Newer doesn't necessarily mean better
And so looks the introduction of four new "self-service" checkouts (that nonetheless require a staff member to show you how to scan your broccoli). The lines were moving about as quickly as molasses in January as shoppers tried to beat the living shit out of the touch screen after it failed to respond to their caresses. It took five minutes for the "smart" scanner to read the barcode, after which another three minutes were required for it to tell you to place the item in your bag – or to scold you if you try to put it back in your basket. Then you had to start all over again when it failed to recognize the validity of the barcode on your well-deserved can of Pripps Blå with its whopping 2.0% alcohol content.

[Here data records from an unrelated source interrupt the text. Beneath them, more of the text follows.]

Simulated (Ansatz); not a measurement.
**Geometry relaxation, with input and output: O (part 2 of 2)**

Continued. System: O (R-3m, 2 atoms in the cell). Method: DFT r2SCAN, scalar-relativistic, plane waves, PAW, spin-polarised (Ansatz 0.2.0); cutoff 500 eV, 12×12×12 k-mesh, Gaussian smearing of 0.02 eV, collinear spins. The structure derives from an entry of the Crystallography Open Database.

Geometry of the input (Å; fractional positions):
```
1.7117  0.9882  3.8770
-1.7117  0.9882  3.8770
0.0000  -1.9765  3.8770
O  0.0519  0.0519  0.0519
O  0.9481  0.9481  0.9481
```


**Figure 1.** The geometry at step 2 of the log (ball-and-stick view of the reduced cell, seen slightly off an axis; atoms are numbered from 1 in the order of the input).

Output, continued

But the only other option to the "smart" checkouts was a "not-so-smart" employee who was even slower than molasses in January. In fact, not only was she slower than molasses in January, she wasbslower than molasses in Antarctica, regardless of the month. She appeared to have difficulty with the concept of "market economy," let alone the revolutionary idea of "credit card." Twenty customers to one employee – and Ms. Speedy-is-my-middle-name at that – seems like a fantastic customer service plan. Back home, it would work for one very simple reason: you wouldn't have any customers left. Problem solved.
But the best part of all: the four guys in suits observing the implementation of the self-service kiosks. They sat there smugly, smiling and sniggering and appeared to be quite self-satisfied with what they seemed to consider to be an obvious success. But I know how their new system can be even better. How about taking the management mod squad out of the suits and putting them in red uniforms? I'd really like to hurry up and pay for my knäckebröd already.